Our Sun is a star, just like the stars that twinkle in our night sky. But because the Sun is much closer to Earth than any other star, it appears very large and bright. Without the Sun's light and heat, there would be no life on Earth.
The Sun is a huge ball of gases -- mostly hydrogen and helium, the two simplest and lightest chemical elements. These gases are so hot that they make the Sun glow. The Sun does not "burn" in the same way that a fire burns. Instead, heat and pressure inside the Sun cause atoms of hydrogen and helium to "fuse," or join together, producing nuclear energy.
The Sun and planets formed about 4.5 billion years ago from a cloud of interstellar gas. This cloud gradually condensed to form a "protostar" -- a ball of gas that grew hotter and hotter as it was squeezed by its own gravity. Finally, the temperature at the heart of the young Sun reached 18 million degrees Fahrenheit (10 million degrees centigrade) -- hot enough for nuclear reactions to occur -- and the Sun was born. Enough hydrogen remains in the Sun's core to keep our star shining for another five billion years or more.
The Sun consists of a series of layers. From outside to inside, they are.
Corona - The outer atmosphere Although it is extremely hot, gas in the corona is spread very thin, so the only time we can see the corona with our eyes is during a total solar eclipse, when the Moon completely covers the Sun's disk. The Sun's powerful magnetic fields may be responsible for heating the corona to millions of degrees. Chromosphere - The inner atmosphere Huge flares and loops of hot gas often shoot into the chromosphere, extending tens of thousands of miles above the Sun's surface. These flares shoot electrically charged particles into the solar system; when they reach Earth, the particles can disrupt radio and television signals and cause colorful displays known as the "aurorae" -- the northern and southern lights.
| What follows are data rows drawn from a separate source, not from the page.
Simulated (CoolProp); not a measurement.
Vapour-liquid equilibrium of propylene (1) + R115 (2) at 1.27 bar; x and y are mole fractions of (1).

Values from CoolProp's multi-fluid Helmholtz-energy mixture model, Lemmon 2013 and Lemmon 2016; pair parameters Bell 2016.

Photosphere - The Sun's visible surface Almost all of the visible light from the Sun comes from the photosphere. Although it is very hot (about 10,000 degrees F; 5,500 C), the photosphere is much cooler than the Sun's inner layers. Cooler, dark blotches called sunspots sometimes appear in the photosphere. Most of these giant magnetic storms are larger than our Earth. The number of sunspots increases and decreases every 11 years, although astronomers are not sure why that is so.
Convective zone - The Sun's "mixing pot" The process of convection -- the same process that makes a pot of soup boil -- carries energy from the Sun's core to its surface. Detailed pictures of the photosphere, which is at the top of the convective zone, show large bubbles of hot gas welling up from deep inside the Sun.
Radiative zone - The first step outward Energy from the core "radiates" outward through this layer of hydrogen and helium gas into the convective zone.
Core - The Sun's power plant Hydrogen inside the core is packed so tightly, and the temperature is so hot, that individual atoms ram into each other, forming heavier helium atoms and releasing energy in the process. This energy takes many thousands of years to make its way to the photosphere and out into space.